Ahead of dinner with Ursula von der Leyen, President of the EU Commission, Boris Johnson appears to be in a very jolly mood. Tonight, the pair will meet for a classic all expenses-paid, taxpayer-funded “nosebag” of the kind Boris used to specialise in mocking when he was the Telegraph’s Brussels correspondent.
At PMQs Johnson was bouncy when faced with detailed questions from the Labour leader about the tortuous progress of the Brexit talks.
The main obstacle, the Prime Minister confirmed, is on the question of the level playing field and governance of the deal.
As Robert Peston mapped out in a thread on Twitter today, the EU sticks to wanting the deal to say that if the EU introduces a new law or regulation on, say, environmental rules or workers rights, then the UK much match it, in effect, or risk a ruling imposing a punishment beating on trade and tariffs. This goes much further than seeking non-regression on minimum standards.

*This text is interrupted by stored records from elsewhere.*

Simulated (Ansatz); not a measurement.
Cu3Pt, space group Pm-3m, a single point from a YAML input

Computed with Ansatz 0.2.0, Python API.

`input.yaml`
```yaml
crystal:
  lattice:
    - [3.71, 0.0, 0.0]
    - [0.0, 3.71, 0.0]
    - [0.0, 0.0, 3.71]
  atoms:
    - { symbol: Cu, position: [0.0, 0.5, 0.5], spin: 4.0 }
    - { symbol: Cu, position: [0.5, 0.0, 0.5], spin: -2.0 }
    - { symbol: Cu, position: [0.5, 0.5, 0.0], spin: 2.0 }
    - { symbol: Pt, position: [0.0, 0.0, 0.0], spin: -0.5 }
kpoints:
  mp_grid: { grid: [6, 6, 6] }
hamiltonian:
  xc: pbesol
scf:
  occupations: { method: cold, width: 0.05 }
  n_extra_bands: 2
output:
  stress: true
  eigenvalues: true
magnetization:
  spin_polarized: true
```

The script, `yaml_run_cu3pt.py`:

As Peston says, no UK government can agree to this. All those screaming that Boris should take any deal are missing this basic point.
So, why is Johnson so jolly? There are three feasible explanations:
1 – It’s all theatre. The EU is about to concede on this key point in return for a British compromise on fish (a five year rolling negotiation, or something). A deal is almost there and it can be all but secured over dessert and pudding wine tonight with Ursula in Brussels. Hurrah!
2 – Boris is deluded. The EU is not going to move. His jollity is unfounded. Both sides have miscalculated horribly as happens quite a bit in European history. That’ll wipe the smile off his face. Classic smash straight ahead. Cripes!
3 – Johnson knows that a deal is now unlikely but this – going the extra mile, attending this dinner – enables him to emerge from dinner looking saddened and blaming the French, not for the food tonight, that will be Belgian and presumably delicious. But for a sticking point that is easily sold to Brits (barring fundamentalist Remainers) as impossible to sign up to. Get ready for no deal.
We’re about to find out whether it’s one, two or three.